At 8:39 PM , Blogger Mr. McNamar said...

Yes, Colin, very good picking up on the parent thread. I love sports, especially baseball--I'm part of the Red Sox Nation in which I have been taught to live and breath Red Sox Baseball. I grew up with Celtics of the '80s. I am a coach. I know the value of high school sports. But, I also know that a lot of bullshit happens because of high shcool sports. And, please stop with the "prepare students for competition, coping with failure and managing success..." line of thinking. A good classroom does the same thing, and so does band, drama, running for ASB and host of other activities.
I've merely posed a question and provided a few reasons, from my experience, why I could make a case for getting rid of high school sports--and YES, parents are one of my main reasons.

 
At 6:42 PM , Blogger Eric said...

I am a high school coach too, and I have been thinking about these very things lately, as my school district proposed cutting freshman sports, then relented.

When I considered how much money the district would have saved (about $300,000), I wondered if sports were really worth the money.

You have crystallized many thoughts I have had recently about HS sports, and you have added some things I haven't thought about.

Nice work.

 
At 9:07 AM , Blogger Heatherrivity said...

This comment has been removed by the author.

 
At 9:14 AM , Blogger Heatherrivity said...

This comment has been removed by the author.

 
At 9:42 AM , Anonymous Drew Aguilar said...

We need to write a book on this. Somehow make the book provocative enough to catch attention. I started coaching(off & on) as an off-campus person in late 70s, was fired just prior to hoops season in 2003. The coach that replaced me was on-campus and received an additional "free" period to organize her thoughts. I figured that was an increase in cost of around 10,000 bucks to the school. An administrator friend estimated that he spent over 50% of his time dealing with parents.

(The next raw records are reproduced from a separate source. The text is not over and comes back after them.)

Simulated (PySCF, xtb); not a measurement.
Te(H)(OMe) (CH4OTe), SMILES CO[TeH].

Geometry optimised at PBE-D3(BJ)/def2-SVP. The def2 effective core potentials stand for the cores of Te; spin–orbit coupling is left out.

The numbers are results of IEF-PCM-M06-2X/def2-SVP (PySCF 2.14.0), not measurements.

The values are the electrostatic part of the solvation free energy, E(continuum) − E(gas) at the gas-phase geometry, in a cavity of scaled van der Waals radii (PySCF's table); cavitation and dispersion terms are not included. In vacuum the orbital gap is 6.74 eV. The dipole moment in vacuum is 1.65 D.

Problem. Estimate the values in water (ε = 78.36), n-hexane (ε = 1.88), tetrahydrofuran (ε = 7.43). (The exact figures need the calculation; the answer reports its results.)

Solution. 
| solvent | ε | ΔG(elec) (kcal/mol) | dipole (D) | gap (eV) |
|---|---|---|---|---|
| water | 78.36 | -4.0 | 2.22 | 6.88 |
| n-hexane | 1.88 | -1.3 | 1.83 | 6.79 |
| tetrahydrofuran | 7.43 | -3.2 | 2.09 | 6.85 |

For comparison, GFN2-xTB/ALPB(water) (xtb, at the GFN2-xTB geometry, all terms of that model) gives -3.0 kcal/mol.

All of these activities could be provided by off campus groups such as AAU, etc...with much higher level of participation. And the students who do this - on their own time - would pay their own way or be sponsored by local business people like myself.

I watched my brother play high school sports on championship teams - he was one of my idols! Then I played on championship teams - it was a thrill and it shaped me, but this could be done via AAU, etc as well.

I'm a CPA...I'd love to dig into the school budgets and see how bad it is. I was in Northern California until 2004...now in Northern Nevada - the sports travel budget to cover this sparsely populated region must be outrageous!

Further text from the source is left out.